Before 2008, SACCOs had no regulatory guidelines that helped them in managing risks. Thus,
risk management was left at the discretion of the individuals SACCOs that saw most fail. The
Sacco societies Act came into place in 2008 and the Sacco regulation took effect as from 2010.
Hence, there is a need for a study to assess the effect of enterprise risk management practices on
performance of SACCOs in Kenya: a case of SASRA guidelines. This study had the following
specific objectives; to establish the effect of share capital adequacy, liquidity management, and
asset quality on performance of Savings and Credit Cooperatives Societies in Kenya. The study
adopted a panel data analysis where secondary data was collected and analyzed. Data was
collected for the period 2011 to 2016 from the Sacco Society Regulatory Reports on SACCO
supervision reports. The study had a target population of all the SACCOs and a sample of 41
SACCOs was selected for data analysis. The study used panel regression (pooled panel
regression with robust standard errors) to investigate the relationship between the independent
variables and the dependent variable. The study results indicated that liquidity and asset quality
were statistically significant predictors of ROA for the deposit taking SACCOs while the
relationship between capital adequacy and ROA was not statistically significant. Based on the
study findings discussed above, several recommendations are provided. SACCOs need to
improve their capital position to achieve benefits of good capitalization to profitability.

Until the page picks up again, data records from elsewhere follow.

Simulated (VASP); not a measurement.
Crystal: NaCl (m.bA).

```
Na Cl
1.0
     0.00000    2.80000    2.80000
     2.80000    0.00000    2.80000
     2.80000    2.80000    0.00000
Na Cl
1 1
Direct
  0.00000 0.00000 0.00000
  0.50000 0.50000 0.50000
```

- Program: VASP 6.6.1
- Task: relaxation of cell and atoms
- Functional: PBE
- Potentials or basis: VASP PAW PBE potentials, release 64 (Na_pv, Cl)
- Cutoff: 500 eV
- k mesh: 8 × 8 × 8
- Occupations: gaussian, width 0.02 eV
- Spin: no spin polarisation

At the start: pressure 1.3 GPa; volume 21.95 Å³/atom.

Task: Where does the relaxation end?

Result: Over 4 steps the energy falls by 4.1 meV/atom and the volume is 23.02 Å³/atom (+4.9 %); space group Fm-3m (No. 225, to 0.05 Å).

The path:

Secondly, deposit taking SACCOs should observe their liquidity levels to ensure that they are
liquid enough to perform their activities. Poor liquidity levels in SACCOs point to high riskiness
and the inability of the SACCO to perform their short term obligations competently. Further, it is
recommended that deposit taking SACCOs to observe efficiency and effectiveness in dealing
with delinquencies since the greatest asset of a given SACCO is in terms of performing loans. A
high number of non-performing loans affects the SACCOs operations and has a trickledown
effect on the SACCOs financial performance. The study recommends that SASRA should offer
guidelines on how to sustainably adopt the prudential guidelines issued by them since they
positively affect the performance of deposit taking SACCOS in Kenya.